Reputation: 1078
I want to check all broken links present in a webpage using casperjs. I write following code but it not working:
casper.then(function() {
var urls=casper.getElementsAttribute('a[href]', 'href');
casper.eachThen(urls, function(response) {
var link=response.data;
this.thenOpen(demourl, function(response) {
if (response == undefined || response.status >= 400) {
this.echo("failed");
}
})
this.on('http.status.404', function(resource) {
this.echo('wait, this url is 404: ' + resource.url);
})
})
})
My Webpage consists of more than 400 links. My code doesn't complete its execution and remains idle after some links. It is not giving me any response. I am not getting why this happening?
Upvotes: 0
Views: 1093
Reputation: 61922
There is a difference between attributes and properties of DOM elements. If you have a website which is on the domain http://example.com and you want to get the href
of the following link on that page
<a href="/path/to/stuff">text</a>
If you use aElement.getAttribute("href")
you will get "/path/to/stuff"
, but if you use aElement.href
, you will get the computed URL "http://example.com/path/to/stuff"
. Only the latter is a URL that CasperJS (actually PhantomJS) understands.
I'm telling you this, because casper.getElementsAttribute()
internally uses the element.getAttribute()
approach which produces URLs that cannot be opened with casper.thenOpen()
.
The fix is easy:
var urls = casper.evaluate(function(){
return [].map.call(document.querySelectorAll('a[href]'), function(a){
return a.href;
});
});
Also, you might want to move the casper.on()
event registration above the casper.eachThen()
call. You don't need to register the event in every iteration.
Since you have problems with some URLs not loading (probably because they are broken), you can use casper.options.stepTimeout
to set a timeout for steps, so that CasperJS won't freeze on some unretrievable URL. You also need to define the onStepTimeout()

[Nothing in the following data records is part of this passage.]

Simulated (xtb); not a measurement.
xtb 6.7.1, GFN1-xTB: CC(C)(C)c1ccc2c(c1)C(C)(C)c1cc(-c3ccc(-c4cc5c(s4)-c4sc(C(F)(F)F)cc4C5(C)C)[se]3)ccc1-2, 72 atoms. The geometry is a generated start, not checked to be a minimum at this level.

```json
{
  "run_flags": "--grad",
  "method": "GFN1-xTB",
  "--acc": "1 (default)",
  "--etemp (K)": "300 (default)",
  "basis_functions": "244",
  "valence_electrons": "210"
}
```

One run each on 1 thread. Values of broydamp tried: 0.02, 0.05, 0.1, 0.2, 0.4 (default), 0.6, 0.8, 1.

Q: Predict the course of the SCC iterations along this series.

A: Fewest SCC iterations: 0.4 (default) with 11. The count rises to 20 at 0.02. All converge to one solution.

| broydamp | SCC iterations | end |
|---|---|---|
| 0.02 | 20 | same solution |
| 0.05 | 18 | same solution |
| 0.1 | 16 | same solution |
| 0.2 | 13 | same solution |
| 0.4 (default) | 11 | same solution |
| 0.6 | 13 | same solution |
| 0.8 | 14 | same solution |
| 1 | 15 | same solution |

callback, otherwise CasperJS will exit.
casper.then(function() {
var currentURL;
casper.options.stepTimeout = 10000; // 10 seconds
casper.options.onStepTimeout = function(timeout, stepNum){
this.echo('wait, this url timed out: ' + currentURL);
};
var urls = this.evaluate(function(){
return [].map.call(document.querySelectorAll('a[href]'), function(a){
return a.href;
});
});
this.on('http.status.404', function(resource) {
this.echo('wait, this url is 404: ' + resource.url);
});
urls.forEach(function(link) {
this.then(function(){
currentURL = link;
});
this.thenOpen(link, function(response) {
if (response == undefined || response.status >= 400) {
this.echo("failed: " + link);
}
});
});
});
Upvotes: 1